Saying Pac-12 membership is an achievable goal, University of Hawaii officials will ask 78 major stakeholders today to put their money behind the athletic department’s ambitious dreams.
Athletic director Ben Jay told the Board of Regents Committee on Intercollegiate Athletics on Thursday that he will lay out his “Game Plan” to elevate the department’s future at today’s invitation-only downtown luncheon.
“The pitch we are going to make is, I feel, Manoa has now done its part taking a step forward (for athletics) and now we are asking the community and government,” Manoa Chancellor Tom Apple told regents.
According to a fund-raising plan presented to the regents, UH seeks to raise $7.1 million in donations for the current fiscal year and $44.4 million over the next five years.
The department has averaged $6.2 million annually in donations over the past five years and wants to raise its annual budget from $32 million to $40 million within five years.
“We have pretty high hopes,” Apple told the regents, saying, “I want to be playing Stanford, USC and Berkeley all the time so that we are thought of in the same vein.”
Apple said, “I’d like to give (Jay) three years to build this public commitment and at the end of three years, if we can follow the plan that Ben has laid out, I’ll also say this: particularly with the outreach we have been making to China and Asia that, I believe, if we get this kind of commitment, that we will be in a position, because of our academics, because of then our new stances in athletics, that we could be considered for admission to the Pac-12, the Pac-whatever, the Pac-16 at that point. That is certainly a goal. It is not going to be easy and not everyone agrees that we can do it, but I think it is where we need to go.”

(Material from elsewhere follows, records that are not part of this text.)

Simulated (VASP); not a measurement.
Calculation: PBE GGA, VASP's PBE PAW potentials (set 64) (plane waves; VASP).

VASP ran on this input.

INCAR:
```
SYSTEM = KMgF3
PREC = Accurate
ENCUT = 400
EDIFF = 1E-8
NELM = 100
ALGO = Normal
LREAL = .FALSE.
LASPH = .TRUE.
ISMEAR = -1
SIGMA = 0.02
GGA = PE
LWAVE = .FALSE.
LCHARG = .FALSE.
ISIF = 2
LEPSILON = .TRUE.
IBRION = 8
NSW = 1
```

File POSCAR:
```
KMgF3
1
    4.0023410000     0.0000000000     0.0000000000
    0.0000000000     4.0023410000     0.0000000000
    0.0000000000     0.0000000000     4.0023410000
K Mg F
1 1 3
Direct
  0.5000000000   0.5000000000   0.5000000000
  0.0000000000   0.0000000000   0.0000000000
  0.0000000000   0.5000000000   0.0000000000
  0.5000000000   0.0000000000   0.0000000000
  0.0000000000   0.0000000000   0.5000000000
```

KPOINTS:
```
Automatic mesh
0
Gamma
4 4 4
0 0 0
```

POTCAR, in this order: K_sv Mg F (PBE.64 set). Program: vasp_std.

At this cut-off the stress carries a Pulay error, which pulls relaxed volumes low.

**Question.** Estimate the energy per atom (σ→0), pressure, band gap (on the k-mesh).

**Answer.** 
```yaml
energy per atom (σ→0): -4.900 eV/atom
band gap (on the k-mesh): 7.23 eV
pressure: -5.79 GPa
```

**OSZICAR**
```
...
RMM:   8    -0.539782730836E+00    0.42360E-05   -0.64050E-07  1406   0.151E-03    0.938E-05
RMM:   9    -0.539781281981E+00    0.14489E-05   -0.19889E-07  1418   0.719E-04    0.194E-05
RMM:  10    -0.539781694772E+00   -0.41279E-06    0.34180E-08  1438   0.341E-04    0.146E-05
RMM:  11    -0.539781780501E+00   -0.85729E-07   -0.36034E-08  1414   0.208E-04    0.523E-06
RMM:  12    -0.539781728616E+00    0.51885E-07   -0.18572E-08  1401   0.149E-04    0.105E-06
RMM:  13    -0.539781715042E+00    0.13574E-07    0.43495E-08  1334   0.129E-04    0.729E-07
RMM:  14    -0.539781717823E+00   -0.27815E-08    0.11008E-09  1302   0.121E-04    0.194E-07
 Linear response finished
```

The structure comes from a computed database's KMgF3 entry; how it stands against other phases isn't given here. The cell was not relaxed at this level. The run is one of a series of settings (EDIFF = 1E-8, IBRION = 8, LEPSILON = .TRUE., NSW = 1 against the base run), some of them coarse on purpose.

In materials presented to the board, Jay said, “This community is going to be called to action like never before. We will rely upon our community — all who call themselves avid supporters of Hawaii athletics — to decide with their financial resources the quality and level of competitive success they want from this athletic program.”
In May, Apple forgave — or “Manoa-ized” as he termed it — the athletic department’s $13 million accumulated net deficit built up over the past decade. In addition, he granted the department an additional $1.6 million in concessions, including $951,678 in tuition relief by allowing 177 out-of-state scholarships to be converted to in-state rates.
Previously, Apple said some prospective donors questioned why they should donate to athletics when Manoa wasn’t doing its part. “I can now look a potential donor in the eye,” Apple said. “I feel we have made a statement.”
Jay said, “If the state of Hawaii wants a program that they can be proud of … they are gonna have to help us. Folks are just gonna have to step up and help us do that. And that does mean the Legislature. That does mean the (Hawaii Tourism Authority), that does mean the corporate community. So, that’s who we are going to be talking to.”
Apple said, “Ben often calls (athletics) the front porch of UH, but in many ways it is the front porch of the entire state.”